LOCAL rights and media based groups have urged the scrapping of legal provisions which criminalise the insulting of the President.

At a joint media briefing on Tuesday, Human Rights Watch, Zimbabwe Human Rights NGO Forum and Media Centre also called on government to create an independent body to impartially investigate police abuses against journalists.

“The government should amend or repeal laws that infringe on the right to freedom of expression and media freedom, including the Access to Information and Protection of Privacy Act (AIPPA), used to license and regulate the media; the Criminal Law (Codification and Reform) Act, used to criminalise media work and citizens’ right to free expression, expression, including prohibitions on insulting the president; and the Broadcasting Services Act (BSA), which hinders free establishment of broadcasting stations,” said the groups.

The calls by the NGOs follow the arrest and detention earlier this month of 25-year-old Martha O’Donovan, an American citizen who is being charged over a tweet the State equaled to alleged “subversion” against President Robert Mugabe’s government.

O’Donovan is employed by Magamba Network.

Her arrest followed similar arrests and harassment of up to 23 local journalists over different alleged offences last year.

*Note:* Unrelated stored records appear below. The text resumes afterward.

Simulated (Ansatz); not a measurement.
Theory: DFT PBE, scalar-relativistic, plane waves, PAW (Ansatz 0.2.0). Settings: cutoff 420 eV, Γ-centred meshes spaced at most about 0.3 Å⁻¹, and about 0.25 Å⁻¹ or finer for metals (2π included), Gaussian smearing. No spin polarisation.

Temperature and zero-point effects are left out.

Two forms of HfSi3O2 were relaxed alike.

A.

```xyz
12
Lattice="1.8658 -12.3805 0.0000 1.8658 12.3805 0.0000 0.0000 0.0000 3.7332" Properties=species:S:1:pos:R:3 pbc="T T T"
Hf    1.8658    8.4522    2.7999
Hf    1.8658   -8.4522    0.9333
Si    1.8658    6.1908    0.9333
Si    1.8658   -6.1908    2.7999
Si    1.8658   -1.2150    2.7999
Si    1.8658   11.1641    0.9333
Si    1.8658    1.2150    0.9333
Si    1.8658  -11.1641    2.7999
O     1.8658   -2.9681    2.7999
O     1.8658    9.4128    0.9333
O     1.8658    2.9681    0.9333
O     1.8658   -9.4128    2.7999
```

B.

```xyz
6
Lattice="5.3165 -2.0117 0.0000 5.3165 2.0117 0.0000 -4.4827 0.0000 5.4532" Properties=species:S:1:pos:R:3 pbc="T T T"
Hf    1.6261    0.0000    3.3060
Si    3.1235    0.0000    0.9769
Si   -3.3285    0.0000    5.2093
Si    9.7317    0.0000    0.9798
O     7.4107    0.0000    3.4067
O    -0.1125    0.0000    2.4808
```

Government recently introduced the controversial Cyber Security Ministry which the three groups feel was unnecessary as government should instead be promoting freedom of expression.

“Instead of media repression and muzzling cyberspace, the new Cyber Security Ministry should facilitate the enjoyment of free expression, right to access to information, and other media freedoms,” said Enerst Mudzengi, Media centre executive director.

“Journalists should conduct reporting or dare to express critical views should not be punished for performing this sacred public duty.”